A Brief History of Flying Clothing by Dr Graham Rood

A presentation by Dr Graham Rood – released February 14, 2012

Graham Rood qualified as a Chartered Engineer in Mechanical and Aeronautical Engineering at the Royal Aircraft Establishment, Farnborough, through a five-year student apprenticeship. A spell at the Royal Signals and Radar Establishment (SRDE Christchurch) and later at the Aeroplane and Armaments Experimental Establishment (A&AEE, Boscombe Down) preceded a number of years at the Institute of Sound and Vibration Research at Southampton University, where he obtained a Masters degree followed by a Doctorate in psychoacoustics.

He then returned to Flight Systems Department at RAE Farnborough in the Human Engineering Division, where he took charge of the Acoustics & Vibration Group and was involved with the development of the then new ideas on Active Noise Reduction and military cockpit acoustics.

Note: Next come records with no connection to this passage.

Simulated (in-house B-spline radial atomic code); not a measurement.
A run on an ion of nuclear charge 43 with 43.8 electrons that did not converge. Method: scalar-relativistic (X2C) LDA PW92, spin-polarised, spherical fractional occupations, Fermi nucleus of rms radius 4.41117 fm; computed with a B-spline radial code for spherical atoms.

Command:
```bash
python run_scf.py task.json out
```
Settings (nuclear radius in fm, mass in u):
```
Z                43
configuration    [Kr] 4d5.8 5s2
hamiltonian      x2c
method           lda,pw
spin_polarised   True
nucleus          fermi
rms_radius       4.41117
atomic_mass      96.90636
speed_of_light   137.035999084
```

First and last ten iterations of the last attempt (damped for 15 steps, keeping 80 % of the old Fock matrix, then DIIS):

He became Superintendent of the Man-Machine Integration (MMI) Department in 1993, the department being involved in a wide range of cockpit systems technology and human factors research, including flying clothing research & development

His final post was as the Research Manager and Assistant Director for Man-Machine Integration (MMI) issues across the DERA structure.

After retirement in 2000 he continued as a consultant to Qinetiq for a few years before bowing out and spending his time ensuring that the technical and scientific heritage of the 100 years of the Royal Aircraft Establishment are not lost or forgotten by joining Farnborough Air Sciences Trust (FAST). He remains a Trustee of the FAST organisation, the Curator of the Flying Clothing Collection and leading the effort in the archiving of, and public access to, the wide range of unique RAE records.

The long history of flying clothing has always been characterised by the race to keep aircrew safe from the rapidly increasing performance of the military aeroplane. This was particularly true during the speedy advances of aircraft technologies during the two world wars.

This lecture starts with the earliest days, when height and speed were not particularly relevant – although duration was. The Great War moved aircraft systems, particularly oxygen systems, forward and by the end of WW1 an inventory of flying clothing was set. With the cessation of hostilities there was a lull in the development of both aircraft design and the associated flying clothing. The build up to WW2 saw the realisation of how far behind Great Britain was in the development of aircraft systems and in the period of the war – generally free of Government Treasury spending restrictions – enormous strides were made in aircraft performance and the associated need for flying clothing to protect aircrew and allow them to perform adequately at high speeds, high altitudes and at high‘g’. Post war turned to the operational need to fly at altitudes above 50,000 ft and full and partial pressure suit R&D was initiated, with the UK taking a different direction to the USA in its evolution. A change in operational policy caused by the shooting down of the U2 led to the need to fly fast at low level and, along with RAF operations in the Middle East, initiated the development of air and liquid cooled flying suits. Also, during this period, oxygen systems regulators were moved from aircraft-mounted to seat-mounted to man-mounted and then back again. The last major developments of flying clothing were in the necessity for NBC protection, leading to the highly successful – but not universally popular – Aircrew AR5 and for coping with the high performance of Eurofighter/Typhoon, particularly in the high ‘g’ environment. The increasing move to unmanned aircraft – apart from the F-35, which, presumably will use mainly US AEA – may see the end of major UK involvement in the long history of flying clothing development.